While Boyer believes that fiber will eventually be the "heavy hitter" for Indiana hemp production, he chose to grow the dual-purpose type this year. His hope is to eventually use the hemp oil to add to the lineup of canola and sunflower culinary oils from his side business, Healthy Hoosier Oil LLC. These niche products are processed on his farm using a cold press process, and sold as part of the Indiana Grown program.

Boyer's hemp plot was grown strictly for research, with no potential for profit this year. He clarified that his goal of eventually growing and producing culinary oil from hemp was a markedly different product than CDB oil, which is currently being sold for its purported health benefits. CDB oil is extracted from the inner bud leaves of either marijuana or hemp. Hemp oil comes from the plant's seed, a somewhat darkish-looking seed that is roughly the size of a plump grain of wheat.

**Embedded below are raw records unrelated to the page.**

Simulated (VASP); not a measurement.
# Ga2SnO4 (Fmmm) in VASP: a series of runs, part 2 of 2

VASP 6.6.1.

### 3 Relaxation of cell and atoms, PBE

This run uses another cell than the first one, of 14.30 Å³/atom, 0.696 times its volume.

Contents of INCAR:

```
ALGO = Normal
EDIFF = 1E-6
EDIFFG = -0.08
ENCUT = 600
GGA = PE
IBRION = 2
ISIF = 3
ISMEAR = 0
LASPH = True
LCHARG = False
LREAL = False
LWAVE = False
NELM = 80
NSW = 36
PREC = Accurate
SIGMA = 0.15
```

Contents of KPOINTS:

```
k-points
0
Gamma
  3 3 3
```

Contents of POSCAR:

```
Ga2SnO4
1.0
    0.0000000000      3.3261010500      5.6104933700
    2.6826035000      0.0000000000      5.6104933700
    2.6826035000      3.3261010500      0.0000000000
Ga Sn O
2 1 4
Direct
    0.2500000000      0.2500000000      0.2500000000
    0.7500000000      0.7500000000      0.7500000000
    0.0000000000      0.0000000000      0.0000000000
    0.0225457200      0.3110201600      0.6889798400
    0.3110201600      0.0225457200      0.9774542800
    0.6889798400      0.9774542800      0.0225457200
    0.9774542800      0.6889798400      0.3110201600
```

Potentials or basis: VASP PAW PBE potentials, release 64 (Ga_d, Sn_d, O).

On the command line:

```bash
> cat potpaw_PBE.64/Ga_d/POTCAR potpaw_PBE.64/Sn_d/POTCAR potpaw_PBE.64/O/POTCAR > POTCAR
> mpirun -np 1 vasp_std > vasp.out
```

Boyer planted his hemp seed on June 7 with his John Deere 750 no-till drill, and was initially surprised at how well the early phase of his new crop went. It had a 94 percent germination rate, and produced a "wonderful stand." Then heavy rains set in, which provided his first big lesson.

"I found out that hemp—like soybeans—'doesn't like wet feet,'" he said. "We're not talking flooding, just saturated soils. What I wound up with was a very good stand in the high ground, and a very poor stand in the low ground."

Other lessons from Boyer's first hemp experience included:

• Plant it sooner. Because he was waiting on his permit to grow hemp, Boyer wasn't able to plant this year's crop until June 7. Although hemp is only a 120-day crop, ideally, he said late April would have been a much better planting date.

• Because of the problems with hemp "not liking wet feet," Boyer suspects the crop might be well suited for sandy soils.

• Hemp was a heavier user of nutrients than Boyer had anticipated, especially nitrogen. "Hemp really likes nitrogen," he said.

• Boyer planted the hemp following corn, which in retrospect, he said was probably a mistake. "With it being such a heavy nitrogen user, it would probably better follow soybeans, wheat or our other oil crops," he said.

• Harvesting went better than expected. Boyer had anticipated some difficulty with the stalks of the plants wrapping around the reel of the grain head. But with minor modifications to the combine, that was not a problem.

• Dry it right away. Hemp is harvested at 15 to 20 percent moisture, but has to be dried down to 8 percent or less to be stored. If the harvested seed doesn't go to mechanical drying right away, it will start to heat up almost immediately.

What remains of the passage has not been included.